Thank God the blind auditions are now over, though. I'm not so sure if I could take another two-hour block of Gwen Stefani quoting her own hits and boasting about her own success or Blake Shelton calling Adam Levine a woman or Pharell Williams just sort of sidling up to singers and scooping them off by being totally suave and just a liiiiittle bit creepy. It's been an exhausting two and a half weeks, so now we move on.

But first, let's take one final look at this year's hopefuls...

The Good:

Chase Kerby, "The Scientist": Like a lot of performers on this season of The Voice, Chase Kerby has had success in the music industry before it all fizzled away, even opening for The All-American Rejects back in the day. Not only is this guy shockingly good looking (not like it matters for blind auditions) but he has the sort of soft, delicate voice that fits well in soft rock and emo, which is a space that has fared well on The Voice in the past. Honestly, this performance was straightforward but beautiful and it seems like he'll do well on this show. Gwen Stefani was the only coach who turned, and it seems like everyone else's loss. He'll do well on this show.

Amy Vachal, "Dream a Little Dream": Amy Vachal is a catch on The Voice. This cool as a cucumber Brooklyn singer gave a little twist on the classic "Dream a Little Dream," and it was smooth, sweet and full of personality and uniqueness. She's a true artist and has a unique blend of skills that make her an asset to anyone's team. Her interest in blurring the lines of any genre just lend her to Pharrell, and after getting a three-chair turn (from the remaining coaches), that's where she wound up, and that fits very well with his old school vibes.

Sydney Rhame, "Photograph": Sydney Rhame is only 16 years old but her voice is low, rich and passionate and she has so much control of this performance, which was truly dynamic. She went from a powerful throat voice to a whispered high note to notes that were so filled with emotion that she sounded near tears. The fragility of this was, as Pharrell said, a shining star. She was the final performance of this show and the final slot on team Pharrell.

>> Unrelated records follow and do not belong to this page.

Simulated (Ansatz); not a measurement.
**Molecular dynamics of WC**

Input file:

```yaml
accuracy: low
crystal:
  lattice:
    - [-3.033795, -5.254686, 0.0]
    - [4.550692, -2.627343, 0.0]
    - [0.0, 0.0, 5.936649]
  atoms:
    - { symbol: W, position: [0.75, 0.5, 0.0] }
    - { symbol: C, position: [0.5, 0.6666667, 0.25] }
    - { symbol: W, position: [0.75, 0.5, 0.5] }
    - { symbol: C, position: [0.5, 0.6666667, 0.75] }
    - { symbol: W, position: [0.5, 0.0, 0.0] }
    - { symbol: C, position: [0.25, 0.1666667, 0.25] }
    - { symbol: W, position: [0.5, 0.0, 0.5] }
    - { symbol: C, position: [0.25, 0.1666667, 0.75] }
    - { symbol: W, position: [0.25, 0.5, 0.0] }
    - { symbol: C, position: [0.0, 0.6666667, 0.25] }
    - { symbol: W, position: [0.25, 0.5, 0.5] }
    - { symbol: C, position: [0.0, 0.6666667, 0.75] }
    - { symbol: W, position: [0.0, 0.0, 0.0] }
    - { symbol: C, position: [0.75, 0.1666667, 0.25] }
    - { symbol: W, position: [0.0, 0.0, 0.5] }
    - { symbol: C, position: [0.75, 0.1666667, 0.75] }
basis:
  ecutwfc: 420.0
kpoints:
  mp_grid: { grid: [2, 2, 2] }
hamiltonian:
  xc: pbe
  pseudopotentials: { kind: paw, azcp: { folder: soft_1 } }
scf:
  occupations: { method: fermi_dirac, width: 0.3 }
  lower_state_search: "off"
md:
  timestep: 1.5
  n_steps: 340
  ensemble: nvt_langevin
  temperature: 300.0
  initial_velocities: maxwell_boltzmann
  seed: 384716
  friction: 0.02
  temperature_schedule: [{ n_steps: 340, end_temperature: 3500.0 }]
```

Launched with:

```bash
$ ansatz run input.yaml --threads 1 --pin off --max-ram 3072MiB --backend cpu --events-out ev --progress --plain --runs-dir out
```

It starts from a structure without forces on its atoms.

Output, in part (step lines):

Shelby Brown, "Stars": Oh, it's Grace Potter's "Stars" again. Everyone does this song, especially on The Voice rival American Idol, so I'm just sick of it on principle. But, you can't deny that it allows singers to show off a huge range, which little Shelby Brown did just well. She has just the slightest country twang, and OK, she pulled off this song better than most other people have. At 16 years old, it was very impressive and she rightfully got a four-chair turn. Despite being a country singer, she went to Team Adam.

The (Relatively) Bad:

Summer Schappell, "Strawberry Wine": Summer Schappell and her grandparents have sacrificed a lot of money and time to get her to this point on The Voice, and she's an interesting gal. With her purple hair and silver boots, you'd maybe expect her to be an alt-girl, but she's rooted in country. Her take on "Strawberry Wine" had a yodel in it that blew the roof off the house and she could potentially fare well on this show on Team Gwen.

The So-So:

Dustin Christensen, "Downtown Train": Dustin Christensen, like many people on The Voice, has TWO sob stories this season. He's (nearly) blind in one eye and he had some earlier success in the music industry, performing at the 2002 Olympics, before it all fizzled away. For his performance, he took on Tom Waits' "Downtown Train," which worked well with his Neil Diamond/John Mellancamp sound, which Blake Shelton and Pharrell pointed out. He seems to have an emotional dynamic, with quiet reflection and a powerful gusto, that appeals to the coaches and viewers of The Voice, so he got a four-chair turn. He ended up being the second-to-last singer on Team Blake.

Dustin Monk, "Bright Lights": There was something very sexy about Dustin Monk's performance of Gary Clark Jr.'s "Bright Lights." Maybe it's the natural groove of the song itself, or maybe it was the little rasp in this barber's voice. He almost has a little Daughtry quality to him, though he has a high range to back up his rock 'n' roll edge. He got chair turns from the coaches most naturally drawn to this sound, Blake and Adam Levine, and after all that typical Blake/Adam banter, Dustin No. 2 went to Team Adam.

Blaine Mitchell, "Drops of Jupiter": Blaine Mitchell may be a country singer by trade (and by birth as a Texan) but his true love in life is alternative rock. He has a rich, buttery voice from all of those years at the honkytonks but he also has an air of those rock roots and it makes for an interesting blend. He fits a unique space on this show, so the alt-rock girl Gwen and country guy Blake both turned their chairs. After connecting like they're on The Match Game, Blaine and Blake are the final pair on The Voice.

The Cast-Off:

Berdine Joseph, an immigrant from Haiti who was teased as a child, performed "Hey Mama." She's clearly a very green singer, and while she has an interesting rasp and attitude in her voice, she's clearly not ready for this competition. Dawson Daugherty had a pretty voice, and he gave a unique, ballad-y take on Ariana Grande's "Problem," which seemed like an interesting idea. He's very young at 17 years old, and I think he could do this someday, just not now. Caroline Burns is only 16 years old but she looks about half that, standing at 4'11". She sang "A Thousand Years," and she has so much youth in her voice that she needs some time to ripen, which she will get when she comes back for season 10.